Other brands have misbehaved -- to their detriment -- in the past. In 2000, Ford Explorers and the Firestone tyres mounted on them came under fire for hundreds of deaths and injuries caused by tyre blowouts while on the road. Ford and Firestone executives bickered publicly while a wave of negative publicity mounted against both brands on the Web. Ford finally ended up recalling 13 million tyres at a cost of US$3 billion.

In 2004 an Internet posting reported that Kryptonite bicycle locks -- a long-standing market leader -- could be opened with a Bic ballpoint pen. Other postings quickly surfaced with similar tales. The company totally ignored the blogosphere before issuing a statement after five interminable days -- stubbornly contending that Kryptonite locks were completely theft-deterrent. The final outcome: A recall of the locks which cost the company US$10 million (nearly half its annual revenue).

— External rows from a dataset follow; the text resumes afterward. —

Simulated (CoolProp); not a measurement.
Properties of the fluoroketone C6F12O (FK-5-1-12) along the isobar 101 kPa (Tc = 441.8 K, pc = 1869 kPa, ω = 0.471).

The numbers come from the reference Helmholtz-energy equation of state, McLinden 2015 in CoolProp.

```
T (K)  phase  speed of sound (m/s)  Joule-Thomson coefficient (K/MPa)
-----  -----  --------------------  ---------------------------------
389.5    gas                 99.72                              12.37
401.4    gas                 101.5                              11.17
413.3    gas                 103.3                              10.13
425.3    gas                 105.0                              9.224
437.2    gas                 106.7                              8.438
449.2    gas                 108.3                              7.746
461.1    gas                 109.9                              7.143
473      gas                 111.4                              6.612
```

Thankfully, some brands are better-behaved. In 2007 a freak snowstorm hit New York's JFK airport on a winter's day. Over 1,000 flights were cancelled. JetBlue, the fledgling entrepreneurial airline, suffered a startling breakdown, and took nearly a week to get its services back to normal. The difference here? CEO David Neeleman handled the crisis with authenticity and humility. He accepted responsibility for bad decisions and overwhelmed departments. He said he'd fix the problems and promised refunds and credits for angry passengers. He apologized repeatedly on his company's website, in his blog, on TV and in print. Despite the collosal Valentine's Day meltdown, a consumer poll conducted a month later revealed that 43% preferred JetBlue, the most for any airline.


A brand's story and mythology are fundamental building-blocks of how the brand is built over time. Brand stories help to articulate the persona and identity of the brand, and define the role and behaviour you can expect from it. Storytelling conceptualizes a strategic message in a far more emotive and engaging way than a press release could ever hope to accomplish. Maclaren's website speaks of the renowned features of all Maclaren strollers (or "buggys" as the Brits would say): from "the lightweight frame, durable fabric and one-hand fold, to the above-industry standard safety features".... but its current misadventures are shredding that hard-earned credibility. Negative stories can't always be avoided. However, it is not what happens to you, but how you react to it that matters.

David Neeleman and JetBlue understand that intimately. It remains to be seen if Maclaren will recover sufficiently to make some belatedly wise moves as this saga is played to its conclusion. All may not be forgotten ... but perhaps it can be forgiven.